Police in India have arrested thousands of Hindu activists to head off possible violence with Muslims at a rally at a contested religious site later this week. The site is where the 16th century Babri mosque was destroyed in 1992, touching off riots that left some 2,000 people dead.
Police say that during the past three days, they have arrested more than 3,000 Hindu activists who were arriving in the northern city of Ayodhya. The police say the detained were violating a ban on public meetings in the vicinity of Ayodhya, ordered by a court last week in an effort to head off possible violence.
The court is currently hearing a case in which Hindus and Muslims both have religious claims to the site, which has been the scene of bloody clashes.
In 1992, riots broke out when Hindus destroyed the 16th century Babri mosque they claimed was built over an historic Hindu temple. Clashes ensued and roughly 2,000 people died.
The World Hindu Council has called for a rally later this week as part of their campaign to build a Hindu temple in Ayodhya.
Asked about the rally, Indian Prime Minister Atal Bihari Vajpayee did not comment on the court order, but said he did not believe the World Hindu Council was trying to stir up a confrontation.

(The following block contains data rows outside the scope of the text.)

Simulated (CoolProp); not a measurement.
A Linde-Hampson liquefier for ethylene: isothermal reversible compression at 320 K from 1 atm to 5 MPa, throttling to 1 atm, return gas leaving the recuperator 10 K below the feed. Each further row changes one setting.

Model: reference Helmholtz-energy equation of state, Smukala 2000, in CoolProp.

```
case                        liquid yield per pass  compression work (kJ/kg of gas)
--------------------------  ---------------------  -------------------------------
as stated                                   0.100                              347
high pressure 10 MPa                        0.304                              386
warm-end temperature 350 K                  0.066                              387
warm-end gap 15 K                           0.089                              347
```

The prime minister says the World Hindu Council has promised their program would be peaceful, and he trusts them.
The controversy over the Babri mosque site is one of the most divisive in India, pitting the nation's majority of Hindus against its Muslim minority.
Despite the arrests, the World Hindu Council says it has no plans to cancel the October 17 rally and expects as many as 300,000 people to attend.